Gucci overtakes Hermes on designer Michele’s revamp

Bloomberg

Gucci surged past rival Hermes in sales as shoppers snapped up more of designer Alessandro Michele’s crystal- and sequin-coated creations over the holidays.
The Italian fashion label closed out the year with another quarter of runaway growth, with comparable sales rising 43 percent, parent Kering SA said in a statement on Tuesday. Its revenue of 6.2 billion euros ($7.6 billion) last year surpassed the 5.5 billion posted by Hermes International. Kering brands ranging from Saint Laurent to Balenciaga joined Gucci in reaping the fruit of youth-focussed reboots. Millennial shoppers have been leading the luxury industry’s rebound, with customers under the age of 35 making up 85 percent of growth last year, according to consultancy Bain & Co. “We are continually impressed by the momentum at Gucci,” wrote Hermine de Bentzmann, an analyst at Raymond James.
The Italian brand’s efforts under designer Michele and Chief Executive Officer Marco Bizzarri have seen Gucci roar back after years of sluggish sales. That’s pushed it past Hermes, a more staid label that’s ridden rising demand for its high-end handbags, into second place among fashion labels owned by listed companies. It now trails only Louis Vuitton, the LVMH-owned leather-goods brand that has sales of more than 9 billion euros, according to Exane BNP Paribas analyst Luca Solca.
“We have a new generation of designers who have a more global vision,” Chief Financial Officer Jean-Marc Duplaix said on a call with reporters. He says the creative chiefs worked on extending their aesthetic to everything from store decor to social media campaigns to events to offer clients an immersive experience. Kering shares were down 1.5 percent early on Tuesday in Paris, though they’ve risen more than 60 percent over the last year.
Under Michele, Gucci has regained the swagger it displayed with designer Tom Ford in the 1990s, while reaching out to a new generation of luxury fans. It has attracted young shoppers through collaborations with Instagram poets and pop-up events where they could personalise their handbags with butterfly and flower motifs, as well as by extending Michele’s look to new categories like watches and ad campaigns for perfumes produced by licensee Coty.

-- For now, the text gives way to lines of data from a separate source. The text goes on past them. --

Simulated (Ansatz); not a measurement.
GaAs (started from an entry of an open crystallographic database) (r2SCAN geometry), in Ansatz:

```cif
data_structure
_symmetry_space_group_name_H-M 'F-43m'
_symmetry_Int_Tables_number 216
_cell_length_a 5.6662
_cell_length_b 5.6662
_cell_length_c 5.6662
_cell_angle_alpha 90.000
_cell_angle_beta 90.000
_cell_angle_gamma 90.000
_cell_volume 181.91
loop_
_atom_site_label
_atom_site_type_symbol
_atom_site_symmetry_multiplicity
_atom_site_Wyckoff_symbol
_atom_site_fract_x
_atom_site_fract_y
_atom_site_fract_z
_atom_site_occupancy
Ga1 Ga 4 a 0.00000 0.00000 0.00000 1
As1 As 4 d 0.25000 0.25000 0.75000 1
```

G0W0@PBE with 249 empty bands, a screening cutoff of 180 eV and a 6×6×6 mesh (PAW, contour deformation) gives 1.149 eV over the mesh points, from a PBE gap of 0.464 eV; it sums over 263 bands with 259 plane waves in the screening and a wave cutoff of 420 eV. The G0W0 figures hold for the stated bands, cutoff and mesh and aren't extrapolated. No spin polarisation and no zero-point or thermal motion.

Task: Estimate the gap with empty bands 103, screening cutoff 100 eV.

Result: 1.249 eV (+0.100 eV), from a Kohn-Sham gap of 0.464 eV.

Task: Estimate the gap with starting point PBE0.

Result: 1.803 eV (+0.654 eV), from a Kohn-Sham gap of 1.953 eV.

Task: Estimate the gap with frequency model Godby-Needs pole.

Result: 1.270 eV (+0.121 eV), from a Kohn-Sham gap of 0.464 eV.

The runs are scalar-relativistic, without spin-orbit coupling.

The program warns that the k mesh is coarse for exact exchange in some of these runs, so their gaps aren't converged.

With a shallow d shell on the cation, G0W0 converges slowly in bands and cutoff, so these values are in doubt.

“When I meet with designers I’m less interested in their ideas for products than in the creative universe they propose,” Kering CEO Francois-Henri Pinault said at an investor presentation. Balenciaga continued to push logo hoodies and luxury sock sneakers while Saint Laurent splashed out on a Paris Fashion Week spectacle, strutting out thigh-high feather boots and sparkly warm-up jackets in a nighttime show framed by the Eiffel Tower.